Reston-based government contractor Science Applications International Corp. (SAIC) has agreed to purchase midsize IT contractor Engility in an all-stock deal valued at $2.5 billion, the companies announced Monday. It will create what SAIC described as the second-largest independent government technology integrator, with $6.5 billion in annual revenue. The deal is expected to close in February.

SAIC chief executive Tony Moraco said the move would expand Engility's market access to include key defense and intelligence agencies, while broadening both companies' suite of technology offerings.

"As both companies approached this partnership, it became clear the companies would be stronger together, and a combined enterprise was in each other's interest," Moraco said in a call with investors.

The combination will turn SAIC into one of the largest IT employers in the Washington region, with more than 23,000 employees.

The deal was also the latest in a wave of consolidation in the D.C. area's government IT industry, an important source of local technology jobs. The industry saw years of depressed revenue after a 2013 budget deal put new limits on defense spending, causing numerous small and midsize IT firms to pursue mergers and acquisitions in search of greater scale.

Large companies such as SAIC — the 15th-largest recipient of 2017 federal contract dollars — grew larger as a result. The company reported revenue of $1.1 billion in its most recent quarter, a 3.4 percent increase over the same quarter last year.

More recently, the government IT industry has benefited from looser defense budgets and a soaring stock market, spurring a flourish of activity. In January, a federal IT contractor called ECS Federal was bought for $775 million by a California-based recruiting firm called On Assignment, indicating commercial interest in the government IT space. Then in March, General Dynamics became a leader in the government IT space when it bought midsize contractor CSRA in a $7.2 billion deal.

Bob Kipps, an investment banker with the aerospace-defense investment bank KippsDeSanto, said General Dyanmics’ purchase of CSRA was “probably a catalyst” for SAIC’s purchase. Such deals are attractive to executives in part because the government has been pursuing larger procurements, leading companies to one-up each other when it comes to scale and cost-competitiveness.

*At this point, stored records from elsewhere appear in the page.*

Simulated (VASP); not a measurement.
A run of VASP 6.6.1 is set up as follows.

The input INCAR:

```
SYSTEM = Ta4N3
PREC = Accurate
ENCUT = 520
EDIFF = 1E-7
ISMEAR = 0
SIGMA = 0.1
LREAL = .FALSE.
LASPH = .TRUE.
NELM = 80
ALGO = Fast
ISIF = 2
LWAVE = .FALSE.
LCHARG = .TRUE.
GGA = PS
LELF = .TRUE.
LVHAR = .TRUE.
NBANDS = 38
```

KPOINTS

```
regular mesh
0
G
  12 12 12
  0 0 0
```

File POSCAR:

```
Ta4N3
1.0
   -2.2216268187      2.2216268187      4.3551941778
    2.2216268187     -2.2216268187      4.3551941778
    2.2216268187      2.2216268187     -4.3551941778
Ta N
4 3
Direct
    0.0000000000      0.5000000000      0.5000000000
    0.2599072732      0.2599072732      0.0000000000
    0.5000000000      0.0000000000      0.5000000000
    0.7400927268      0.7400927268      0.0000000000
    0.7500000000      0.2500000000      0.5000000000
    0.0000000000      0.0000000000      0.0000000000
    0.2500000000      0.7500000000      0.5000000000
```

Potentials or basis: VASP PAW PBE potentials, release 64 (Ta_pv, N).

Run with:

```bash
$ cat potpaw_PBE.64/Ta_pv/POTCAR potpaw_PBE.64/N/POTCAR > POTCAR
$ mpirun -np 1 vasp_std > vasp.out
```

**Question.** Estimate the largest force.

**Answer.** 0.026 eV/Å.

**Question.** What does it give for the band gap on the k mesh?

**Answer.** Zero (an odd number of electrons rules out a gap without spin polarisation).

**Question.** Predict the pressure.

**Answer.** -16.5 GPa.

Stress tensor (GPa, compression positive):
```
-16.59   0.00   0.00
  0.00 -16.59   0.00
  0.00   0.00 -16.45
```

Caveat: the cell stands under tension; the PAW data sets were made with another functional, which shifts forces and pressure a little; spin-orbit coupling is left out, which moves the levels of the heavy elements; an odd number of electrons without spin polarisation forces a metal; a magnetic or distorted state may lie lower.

“There are bigger procurements coming down the pike, where being a larger organization with more depth is perceived as advantageous,” he said. “I think we’re going to see even more of a feeding frenzy moving forward.”

In a call with investors, Engility chief executive Lynn Dugle said her company received interest from multiple suitors, underscoring broader interest in the government IT market.

"I was not interested in scale for scale's sake, but clearly understood that we were experiencing the best market conditions we have seen in a decade," Dugle said.